Death takes people by surprise. Even when an elderly or infirm person passes we are shocked by the news. Funerals, therefore, unlike other ceremonies, aren’t scheduled far in advance and the eulogy is one ceremonial speech that is often prepared in haste and as the bereft speaker is experiencing an exhausting combination of shock and sadness.
Yet, amid this distress, it is the noble man or woman who accepts the responsibility of composing a final, formal statement of praise to the decedent. It is the noble man or woman who accepts the responsibility for articulating thoughts and feelings at the time others report that they “just can’t speak.” It is the noble man or woman who accepts the responsibilities of “saying a few words” just when others insist that words are insufficient to describe their loss or the meaning of their lost loved one’s life.

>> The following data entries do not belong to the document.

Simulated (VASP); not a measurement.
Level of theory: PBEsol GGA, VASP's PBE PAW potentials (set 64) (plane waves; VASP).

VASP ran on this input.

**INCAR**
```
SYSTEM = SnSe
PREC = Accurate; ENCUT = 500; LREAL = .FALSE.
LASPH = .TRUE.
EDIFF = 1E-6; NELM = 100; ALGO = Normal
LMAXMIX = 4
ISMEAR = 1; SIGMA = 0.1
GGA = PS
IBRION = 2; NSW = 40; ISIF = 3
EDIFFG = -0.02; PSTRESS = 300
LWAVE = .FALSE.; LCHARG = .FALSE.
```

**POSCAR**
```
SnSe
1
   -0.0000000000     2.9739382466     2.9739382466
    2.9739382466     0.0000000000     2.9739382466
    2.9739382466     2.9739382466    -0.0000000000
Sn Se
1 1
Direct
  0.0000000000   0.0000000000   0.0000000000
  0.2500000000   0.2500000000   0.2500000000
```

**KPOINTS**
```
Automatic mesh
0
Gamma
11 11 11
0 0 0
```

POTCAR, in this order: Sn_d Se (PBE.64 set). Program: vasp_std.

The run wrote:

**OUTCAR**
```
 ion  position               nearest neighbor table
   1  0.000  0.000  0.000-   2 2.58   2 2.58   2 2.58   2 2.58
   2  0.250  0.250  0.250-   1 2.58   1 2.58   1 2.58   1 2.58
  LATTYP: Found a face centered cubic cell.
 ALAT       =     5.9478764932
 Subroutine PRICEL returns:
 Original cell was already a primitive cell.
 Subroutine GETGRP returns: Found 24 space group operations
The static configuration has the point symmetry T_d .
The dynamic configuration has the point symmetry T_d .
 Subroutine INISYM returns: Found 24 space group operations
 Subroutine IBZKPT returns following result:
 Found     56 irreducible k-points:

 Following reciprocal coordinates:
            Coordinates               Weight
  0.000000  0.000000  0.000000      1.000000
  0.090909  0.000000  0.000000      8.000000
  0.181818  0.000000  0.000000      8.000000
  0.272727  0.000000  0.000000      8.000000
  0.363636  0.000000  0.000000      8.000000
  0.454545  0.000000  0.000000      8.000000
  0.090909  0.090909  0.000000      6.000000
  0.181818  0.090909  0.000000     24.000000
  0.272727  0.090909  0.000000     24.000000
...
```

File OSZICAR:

In point of fact, speech offers us a lot in this saddest of situations. A eulogy is actually a tribute in words to an individual at the time of his or her death, and the informed eulogizer can provide and find some much-needed comfort and guidance using language. While the challenge is great, the format and components of the eulogy offer direction and relief. You see, effective eulogies follow a very particular sequence in both preparation and delivery. As the decedent’s next of kin, clergy and undertakers each assume their traditional roles and responsibilities for observance of the death rituals, so can the eulogizer adhere to a long-established process of eulogy preparation and delivery.
Getting Prepared: Collect the Key Components
The eulogizer begins by gathering facts, acknowledging feelings and reviewing history as these are the three ingredients that combine to form an effective eulogy.
First, find the facts. List the facts of the death. Where did this happen? At what age did s/he pass? What circumstances surrounded the passing? As a eulogizer, you report the facts of the death.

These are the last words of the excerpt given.